Unsupervised Learning — Neural Networks vs. Classical Machine Learning

This post is a comparative summary of unsupervised learning, bridging Chapter 10 of Machine Learning with Neural Networks with classical machine learning techniques — examining how both paradigms tackle the same fundamental problem: learning structure from unlabeled data.

Part 1: Neural Network Perspective

Oja’s Rule — Online PCA

Oja’s Rule is the neural network implementation of Principal Component Analysis (PCA). Named after Finnish scientist Erkki Oja, its key distinction from classical PCA is how it processes data: rather than computing a covariance matrix over the entire dataset at once, Oja’s Rule updates weights incrementally with each new sample.

This online learning approach dramatically reduces memory pressure, making it practical for large-scale or streaming data settings. By extending this idea through Sanger’s Rule (also known as the Generalized Hebbian Algorithm), the network can sequentially extract higher-order principal components — the second, third, and beyond.

Competitive Learning — Winner Takes All

Competitive learning operates on a simple but powerful principle: during training, only the winning neuron — the one whose weight vector lies closest to the current input — is permitted to update its weights. All other neurons remain unchanged.

This winner-take-all mechanism naturally encourages neurons to specialize, with each neuron gradually becoming an expert on a particular region of the input space.

Self-Organizing Maps (SOM) — Topology-Preserving Dimensionality Reduction

While PCA is inherently linear, Self-Organizing Maps (SOM) are designed to capture non-linear structures in data. The key extension over competitive learning: SOM updates not just the winning neuron, but also its topological neighbors, governed by a neighborhood function \(h(i, i_0)\).

When projecting high-dimensional data onto a 2D grid, SOM behaves like an elastic net — the winning neuron pulls its neighbors toward the input at each step, gradually unfolding the data manifold. However, SOM has a well-known limitation: the boundary effect, where representation quality degrades near the edges of the grid.

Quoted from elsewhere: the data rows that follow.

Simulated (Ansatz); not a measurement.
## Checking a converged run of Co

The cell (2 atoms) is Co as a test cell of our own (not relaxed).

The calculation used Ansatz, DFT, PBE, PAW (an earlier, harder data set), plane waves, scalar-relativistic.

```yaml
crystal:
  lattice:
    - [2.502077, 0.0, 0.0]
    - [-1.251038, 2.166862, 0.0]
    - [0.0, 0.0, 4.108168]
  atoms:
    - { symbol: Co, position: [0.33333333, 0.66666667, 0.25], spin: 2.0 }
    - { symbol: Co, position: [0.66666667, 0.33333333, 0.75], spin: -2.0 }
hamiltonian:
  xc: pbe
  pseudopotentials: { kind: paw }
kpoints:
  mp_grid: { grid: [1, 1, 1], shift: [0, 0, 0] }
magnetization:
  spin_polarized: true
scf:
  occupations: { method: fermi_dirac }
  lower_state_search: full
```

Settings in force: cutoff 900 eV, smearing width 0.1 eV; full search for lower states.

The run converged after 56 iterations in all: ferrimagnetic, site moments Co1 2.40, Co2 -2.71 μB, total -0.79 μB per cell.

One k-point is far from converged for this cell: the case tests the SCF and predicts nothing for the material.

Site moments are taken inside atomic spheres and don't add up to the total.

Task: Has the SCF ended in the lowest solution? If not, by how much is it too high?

Part 2: Classical Machine Learning Perspective

Multidimensional Scaling (MDS)

The classical ML analog to SOM is Multidimensional Scaling (MDS), which attempts to preserve global pairwise distances — ensuring that the distances between all pairs of points in the low-dimensional space match their original high-dimensional distances.

While principled, this global optimization comes at a significant computational cost: MDS must compute all pairwise distances simultaneously, scaling poorly with dataset size.

t-SNE — Probabilistic Neighbor Embedding

t-SNE improves upon linear baselines like Kernel PCA by leveraging the Student-t distribution. It computes the ratio of joint probability distributions of pairwise distances in the high-dimensional versus low-dimensional space, then minimizes the KL divergence between them.

The result: far superior clustering and visualization performance, especially for high-dimensional data like image embeddings.

Part 3: Computational Trade-offs

Method	Update Strategy	Complexity
SOM	One sample vs. existing weights	Low — local updates
MDS	All pairwise distances globally	High — \(O(n^2)\)
t-SNE	Probabilistic pairwise ratios	Medium — approximate methods needed for large \(n\)

SOM’s computational advantage comes precisely from its local update rule — it never needs to see the entire dataset at once.

Part 4: Bridge Models & Deep Generative Models

K-Means vs. Radial Basis Functions (RBF)

Both K-means and RBF networks partition data by geometric distance, but handle decision boundaries differently. K-means enforces hard assignments — each point belongs to exactly one cluster. RBF networks soften this by transforming distances into smooth probabilities via a Softmax-like normalization, producing more flexible boundaries.

Autoencoders — Learning to Compress

Standard Autoencoders (AE) introduce the concept of reconstruction learning: an encoder compresses the input into a low-dimensional bottleneck, and a decoder reconstructs the original input from that compressed representation. The training signal is simply reconstruction error.

Variational Autoencoders (VAE) take this further by imposing a Gaussian distribution on the latent space, regularized via KL Divergence. This constraint structures the latent space to be continuous and meaningful — enabling not just compression, but controlled generation.

The Road to Modern Generative AI

VAEs laid the groundwork for today’s most powerful generative architectures:

GANs — pitting a generator against a discriminator in an adversarial game
Diffusion Models — learning to iteratively denoise data from pure noise
Stable Diffusion — combines VQ-VAE for spatial compression with a Diffusion Model for high-fidelity image synthesis

The thread connecting all of these: learning compact, structured representations of data — the core goal of unsupervised learning.

From Oja’s online weight updates to latent diffusion models, unsupervised learning has evolved from elegant mathematical rules into the engine powering modern generative AI.